A Zero-Energy Community: Part 2
Project Manager Brad Liljequist chronicles the building of the zHome, a ten-unit townhome in Issaquah, Washington—the first multifamily zero-energy community in the United States. Part 2: Building REALLY green... It's easier than you think.
Forty percent. That’s the share of total CO2 emissions each year in the US that comes from energy used in buildings. Building operations—heating, cooling, lighting, and everything else inside the walls—are the single largest generator of carbon dioxide in the country. It’s an easy thing to forget about, sort of like background noise. But it’s there, humming along, 24/7.

One of the core environmental benchmarks of zHome is achieving zero net energy and zero net carbon emissions. We are achieving this with a number of conservation technologies which reduce energy use by about two-thirds of that of a typical townhome. We then offset the remaining third with solar panels mounted on each zHome roof. The extra energy these panels generate during the summer will offset the amount of supplemental energy the units will need during the cold, dark Northwest winters.

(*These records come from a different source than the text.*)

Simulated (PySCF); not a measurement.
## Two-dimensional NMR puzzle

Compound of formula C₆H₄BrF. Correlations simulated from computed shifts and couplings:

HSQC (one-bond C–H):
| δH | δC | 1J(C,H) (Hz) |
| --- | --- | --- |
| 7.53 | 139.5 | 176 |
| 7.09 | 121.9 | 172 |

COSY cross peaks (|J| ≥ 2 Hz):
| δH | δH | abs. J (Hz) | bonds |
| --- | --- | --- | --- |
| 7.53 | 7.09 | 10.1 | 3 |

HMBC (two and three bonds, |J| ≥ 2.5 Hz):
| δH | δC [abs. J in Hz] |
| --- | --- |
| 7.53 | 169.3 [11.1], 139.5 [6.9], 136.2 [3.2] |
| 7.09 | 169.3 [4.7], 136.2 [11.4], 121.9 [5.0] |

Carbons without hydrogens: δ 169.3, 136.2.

Figuring out how to get to zero net energy and zero net carbon emissions at a cost accessible to the mainstream market was not an easy task. A subgroup of our design team wood-sheded for many hours in a series of meetings at the David Vandervort offices. The stars of the show were Tom Marseille, WSP Flack and Kurtz managing principal, energy expert, and Cascadia Green Building Council board member, and Chuck Murray, then of the WSU Energy Program and now with the State of Washington Department of Commerce, where he leads updates to the State Energy Code.

The design that emerged through those hours combined two core conservation strategies that cut our energy use in a one-two punch: thick, highly insulated, very tightly sealed walls (R-38 walls and R-63 ceiling for you techies), and a ground source heat pump system that is three times more energy efficient than the best forced air furnace.



A sprinkling of other things round out the picture, including 100% LED and fluorescent lighting, in-home energy monitors, heat recovery ventilators, super efficient appliances, hydronic in-floor heat distribution, and natural daylighting. And then of course the solar panel production completes the package.